CATHOLIC VALUES COLUMNIST
The view was astounding. With the wind whipping around me, I looked straight ahead, far in the distance, and I could see Lake Nicaragua. Turning my head 90 degrees, I could see the Ring of Fire. I will never forget that surprisingly chilly July day in Nicaragua years ago, taking in the view from 2,000 feet in the air.
The volcano I stood atop was made up of small, coal-black rocks and no vegetation, which made for an incredible view. My group arrived at the volcano and began the trek up. A small group, myself included, took the long way up the mountain, while others chose the shortest distance: straight up.
My group began winding up the mountain. As we went, some members turned back because they didn’t think they could make it. Near the top, our “gentle” path became much more vertical, and more decided to return. I continued on, with one of the dads and our two guides. Almost to the top, we walked along a narrow path, with 60 mile-per-hour winds pushing against us. I was undeniably afraid, and I began anxiously reciting prayers along the last stretch.
Finally, after that hour-long hike, we arrived. Some of the group that went straight up were already there, while the rest trickled in over the next hour. When it came time to head down, I was amazed to see people running straight down the mountain. I went cautiously down as others ran by me, and even I, who took an hour to ascend the mountain, made it down in under 10 minutes!
Fast forward four years, and I found myself, like many others from Franciscan University, surrounded by thousands of passionate pro-lifers at the March for Life this year; yet despite that, I was feeling dejected. I was wondering if the steps I took that day even had any meaning.
Back in the early 1970s, no political platform even dared to mention abortion. It was taboo and unthinkable. Yet in one day, seven men decided that infanticide should be legal, and overnight, it became acceptable.
Now, I would think that as science advanced, and the “clump of tissues” argument became null, that this issue would have disappeared just as fast. Not so. Instead we find ourselves today, 45 years later, still fighting this same battle that should be so easy to win.
I marched with these thoughts in my heads. Though I did not feel hopeless, I did feel discouraged. How on earth could 60 million American citizens have their lives taken the past 45 years, sentenced without trial and killed without cause?
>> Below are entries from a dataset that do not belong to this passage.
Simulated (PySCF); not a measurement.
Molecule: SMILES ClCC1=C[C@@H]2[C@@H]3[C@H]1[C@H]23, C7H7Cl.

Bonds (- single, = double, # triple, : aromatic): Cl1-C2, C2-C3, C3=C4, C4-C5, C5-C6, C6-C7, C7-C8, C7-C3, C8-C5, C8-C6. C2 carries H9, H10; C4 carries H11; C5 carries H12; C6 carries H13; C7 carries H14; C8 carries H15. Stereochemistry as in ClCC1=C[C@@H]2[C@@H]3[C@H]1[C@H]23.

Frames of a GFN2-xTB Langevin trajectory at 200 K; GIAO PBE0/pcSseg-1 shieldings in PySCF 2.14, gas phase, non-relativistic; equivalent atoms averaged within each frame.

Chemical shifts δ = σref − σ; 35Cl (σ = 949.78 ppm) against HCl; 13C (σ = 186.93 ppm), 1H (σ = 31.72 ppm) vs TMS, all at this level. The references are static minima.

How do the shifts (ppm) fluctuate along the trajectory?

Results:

And as I marched, the black volcano I had climbed came back to mind. What is taking us over 45 years to undo what began by an overnight change. Going downhill was easy. Getting back up to the gorgeous view of goodness and life is not.
The paths leading to the America we once were – where killing children was unquestionably wrong – are many and varied. The path best for me and what I will contribute is most certainly different from your best path.
No surprise. There are so many things we need to do to prepare the world for an end to this evil. All I ever thought about was making abortion itself illegal and maybe making adoption more accessible. How narrow my thoughts are! One day, my friend commented that in ending abortion, we also need to prepare the education system. I was caught off guard. I had never considered this detail.
God has put on each of our hearts the role we are to play. And play them we must. As Catholics, as moral people, as fellow humans, it is our responsibility to do something. Perhaps abortion has lasted this long because people are more concerned with the economy and politics than the lives and deaths of their neighbors.
But that is not who we are. When we meet God, He will not ask us how many dollars we have in the bank, but how many lives and souls we have saved.
As I said before, I felt dejected about abortion, not hopeless. In fact, as I look around at all the great people at this university, I feel indescribable hope. Abortion will end. And if we really work, I think it will end in the next five years. But it will only end if we each listen to God’s whisper and follow where that leads.
Will you be the one who makes abortion illegal? Will you start a woman’s health center that gives aid to struggling mothers? Will you be a friend and guide to post-abortive women who need answers?
There are so many paths we can take, so many things that need to be done that I can’t even envision. There are many of us, and no task more important than saving the lives of the most innocent and the souls of their mothers. We will end abortion. I can almost see it, and the view is astounding. I’ll meet you at the top.